Jacksonville: The Summer Thief / Monochrome Session
Doppler Records

Some things never change—which is sometimes a good thing, a case in point being Jacksonville's The Summer Thief. Like Leeds, UK-based producer Chris Lyth's previous Jacksonville releases on Doppler Records, the latest two-track single arrives with next to no clarifying information as well as an arresting animal-themed label illustration as a visual identity. A bit of time has passed between the new release and the three EPs he released in 2012—Sometime Shortwave, The Twilight Industries, and Views from Trains—but the Jacksonville house sound remains as fresh and pleasure-inducing as ever on the eighteen-minute single.

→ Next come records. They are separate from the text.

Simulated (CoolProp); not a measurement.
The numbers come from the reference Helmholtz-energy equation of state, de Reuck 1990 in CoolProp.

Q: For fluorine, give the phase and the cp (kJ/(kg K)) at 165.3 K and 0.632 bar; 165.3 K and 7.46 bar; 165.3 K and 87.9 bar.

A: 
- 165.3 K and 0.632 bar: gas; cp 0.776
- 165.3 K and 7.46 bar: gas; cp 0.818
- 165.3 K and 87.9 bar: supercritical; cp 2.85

A svelte mid-tempo groover, the title cut slinks surreptitiously into view armed with a pulsating disco bass and silken synth swirls before an off-beat hi-hat pattern kicks the track into gear. The richly hued tune gradually broadens out, its synth-bass elements deepening and arrangement expanding to include snare strikes, trippy swirls, and voice accents so blurry and echo-drenched the words are rendered indecipherable. By comparison, the accompanying cut, “Monochrome Session,” seems to be more focused on the club floor in its raw funk-house feel. With a repetitive, three-note bass motif as an anchor, the tune slowly blossoms until it becomes a drifting panorama of synth smears, skipping snares, and scalpel-sharp hi-hats. Only one question remains: how long will it be until the next Jacksonville outing?